Of the countless challenges President-elect Joe Biden will face when he assumes office, few will be as daunting as reversing President Trump’s legacy of bulldozing multilateral institutions, ripping up past international agreements, shattering norms and undermining longstanding alliances.
Mr. Biden has vowed to turn the page on the “
aberration” of Mr. Trump’s foreign policy. Some Trump-induced changes will easily be reversed, but many will be challenging to unwind, and some are likely to be indelible. Mr. Trump, who has already undermined the international order and isolated the United States, now appears determined to use his final 10 weeks in office to pursue a scorched-earth foreign policy that will only make Mr. Biden’s job harder and leave the world even less stable on Jan. 20.

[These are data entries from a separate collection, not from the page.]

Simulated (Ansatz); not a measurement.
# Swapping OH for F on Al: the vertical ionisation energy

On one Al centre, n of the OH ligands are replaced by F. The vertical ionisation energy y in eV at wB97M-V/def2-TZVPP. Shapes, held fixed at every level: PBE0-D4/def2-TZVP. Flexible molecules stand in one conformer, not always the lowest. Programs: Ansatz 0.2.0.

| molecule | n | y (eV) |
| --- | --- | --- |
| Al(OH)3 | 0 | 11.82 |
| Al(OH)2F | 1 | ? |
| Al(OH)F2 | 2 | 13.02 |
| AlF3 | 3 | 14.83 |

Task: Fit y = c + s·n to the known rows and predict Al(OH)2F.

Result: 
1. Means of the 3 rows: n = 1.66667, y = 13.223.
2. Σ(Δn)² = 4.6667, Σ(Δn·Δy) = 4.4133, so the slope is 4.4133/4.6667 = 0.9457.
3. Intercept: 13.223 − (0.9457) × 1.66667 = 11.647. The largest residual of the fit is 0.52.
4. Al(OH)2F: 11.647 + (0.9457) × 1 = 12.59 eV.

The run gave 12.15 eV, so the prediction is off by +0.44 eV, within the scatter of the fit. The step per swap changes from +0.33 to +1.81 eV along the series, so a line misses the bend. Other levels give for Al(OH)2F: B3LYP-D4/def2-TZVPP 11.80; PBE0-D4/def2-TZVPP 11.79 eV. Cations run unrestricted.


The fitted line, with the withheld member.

A few words in Mr. Biden’s inaugural speech about his commitment to multilateralism, diplomacy and human rights would set the right tone. On Nov. 4, the Trump administration
officially withdrew the United States from the Paris climate agreement, but Mr. Biden can easily rejoin it on his first day in office,
as he has vowed to do. He can prevent our withdrawal from the World Health Organization, which doesn’t take effect until July 2021. The new president can also restore
President Barack Obama’s Cuba policy, reaffirm the United States’ commitment to NATO, and replace Mr. Trump’s partisan and often unqualified appointees.
But there is only so much low-hanging fruit, not least because the Trump administration has been working relentlessly to make many of these policies as difficult to reverse as possible.